Pub/sub adventures: From Pull to Push with Cloud Run

#googlecloud #kubernetes #pubsub #cloudrun

One important part of every ML Video app is process the video in background to create features.

There are several ways to do this, when we create the first architecture of Herman App, at 2017, we decided to implement a full cloud native solution so we use pub/sub queue and create a scalable container architecture that spawn subscribers that will pull the jobs from queue and publish the features after processing them.
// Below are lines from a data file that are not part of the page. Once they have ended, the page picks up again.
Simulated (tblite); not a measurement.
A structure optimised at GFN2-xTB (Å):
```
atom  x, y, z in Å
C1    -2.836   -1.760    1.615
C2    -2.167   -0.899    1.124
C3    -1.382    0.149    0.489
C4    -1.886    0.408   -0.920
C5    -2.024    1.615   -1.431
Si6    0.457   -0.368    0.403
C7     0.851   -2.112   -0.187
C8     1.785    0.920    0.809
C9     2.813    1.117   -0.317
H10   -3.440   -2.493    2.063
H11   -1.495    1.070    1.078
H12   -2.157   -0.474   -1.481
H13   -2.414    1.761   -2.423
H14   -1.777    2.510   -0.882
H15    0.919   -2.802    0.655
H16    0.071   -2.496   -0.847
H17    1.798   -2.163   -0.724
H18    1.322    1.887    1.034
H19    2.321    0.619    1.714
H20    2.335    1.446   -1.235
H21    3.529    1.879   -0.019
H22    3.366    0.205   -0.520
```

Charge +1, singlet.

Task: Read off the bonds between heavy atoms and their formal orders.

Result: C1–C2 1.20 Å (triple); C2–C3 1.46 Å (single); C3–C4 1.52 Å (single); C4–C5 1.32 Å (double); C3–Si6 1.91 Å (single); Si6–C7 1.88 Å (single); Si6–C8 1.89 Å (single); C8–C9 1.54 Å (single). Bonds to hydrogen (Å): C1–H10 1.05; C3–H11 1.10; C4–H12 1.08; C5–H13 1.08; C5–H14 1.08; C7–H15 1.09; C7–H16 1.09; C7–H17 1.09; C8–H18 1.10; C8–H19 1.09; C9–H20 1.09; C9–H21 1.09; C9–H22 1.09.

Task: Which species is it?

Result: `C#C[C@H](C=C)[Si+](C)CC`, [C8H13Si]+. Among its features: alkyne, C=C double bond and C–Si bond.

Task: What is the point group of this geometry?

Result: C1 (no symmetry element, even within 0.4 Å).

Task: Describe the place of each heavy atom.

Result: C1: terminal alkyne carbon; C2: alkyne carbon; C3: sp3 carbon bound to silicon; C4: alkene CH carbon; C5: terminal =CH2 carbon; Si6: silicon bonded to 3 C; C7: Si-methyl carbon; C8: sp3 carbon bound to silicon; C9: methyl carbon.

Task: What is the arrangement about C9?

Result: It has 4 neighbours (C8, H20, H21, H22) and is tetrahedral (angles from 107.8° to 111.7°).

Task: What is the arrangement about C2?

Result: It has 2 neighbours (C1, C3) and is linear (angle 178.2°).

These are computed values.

This approach had some disadvantages:

Pub/sub doesn't have simple way to avoid that two subscribers won't get the same message.
It also requires some custom metrics in order to automatic spawn new subscribers
The pub/sub library is very reliable but you need a persistent connection mechanism to the queue, sometimes you are getting disconnected or stuck if you don't handle the errors correctly.

But the things have been changed in the past two years: there are more interesting alternatives like create a complex Data Pipelines on Apache Airflow/Apache Bean/Google Dataflow or create Event driven containers on KNative/Google Cloud run.

Introducing KNative Google Cloud Run

Google Cloud Run was released on 2019, is an implementation of KNative on Google Kubernetes Engine.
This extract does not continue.